Investment Objective: The investment objective of the TANAKA Growth
Fund (the "Fund") is growth of capital. As with any mutual fund, there is no
assurance that the Fund will achieve its objective.
Investment Policies: In furtherance of its investment objective, the
Fund invests primarily in common stocks and other equity securities of companies
with large, medium and small market capitalizations. The Fund will normally
invest at least 75% of its net assets, measured at the time of investment, in
domestic securities, but may also invest up to 25% of its net assets, measured
at the time of investment, in foreign securities, including multinational and
emerging market securities. See "Investment Policies" on page 4.
Investment Adviser: Tanaka Capital Management, Inc. (the "Investment
Adviser") is the investment adviser of the Fund. See "The Fund's Management" on
page 8.
Distributions: Distributions are declared and paid annually from
available capital gains and income. See "Income and Capital Gain Distributions"
on page 19.
Reinvestment: Unless you elect otherwise, distributions are reinvested
automatically without a sales charge. See "Income and Capital Gain
Distributions" on page 19.
Initial Purchase: $1,000 minimum. See "Purchases and Redemptions of
Shares" on page 12.
Subsequent Purchases: $500 minimum. See "Purchases and Redemptions of
Shares" on page 12.
Net Asset Value: The net asset value per share of the Fund is
calculated on each day that the New York Stock Exchange is open for trading. You
may obtain the current net asset value per share of the Fund by calling
toll-free at 877-4-TANAKA. See "How Net Asset Value is Determined" on page 18.

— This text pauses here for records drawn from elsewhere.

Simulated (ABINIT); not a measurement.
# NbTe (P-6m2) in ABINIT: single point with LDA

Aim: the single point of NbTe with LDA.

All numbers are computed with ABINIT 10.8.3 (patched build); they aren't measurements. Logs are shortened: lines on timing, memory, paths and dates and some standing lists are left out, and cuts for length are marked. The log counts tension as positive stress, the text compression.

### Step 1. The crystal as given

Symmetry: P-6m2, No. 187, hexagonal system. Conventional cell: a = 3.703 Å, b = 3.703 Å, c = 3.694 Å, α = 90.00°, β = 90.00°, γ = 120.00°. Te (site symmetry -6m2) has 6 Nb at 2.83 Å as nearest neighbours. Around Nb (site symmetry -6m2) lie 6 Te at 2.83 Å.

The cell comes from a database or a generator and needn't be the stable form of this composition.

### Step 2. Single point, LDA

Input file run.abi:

Principal Risk Factors: Investment in any mutual fund has inherent
risks. There can be no assurance that the investment objective of the Fund will
be realized or that the Fund's portfolio will not decline in value. Economic
conditions change and stock markets are volatile. If the Investment Adviser
judges market conditions incorrectly, the Fund's portfolio may decline in value.
Moreover, investors should be aware that certain investment policies of the
Fund, such as investing in illiquid and foreign securities, can entail greater
than average risk to the extent such policies and techniques are implemented.
These policies and techniques are described under the headings "Investment
Policies" and "Investment Techniques" on pages 4 through 7.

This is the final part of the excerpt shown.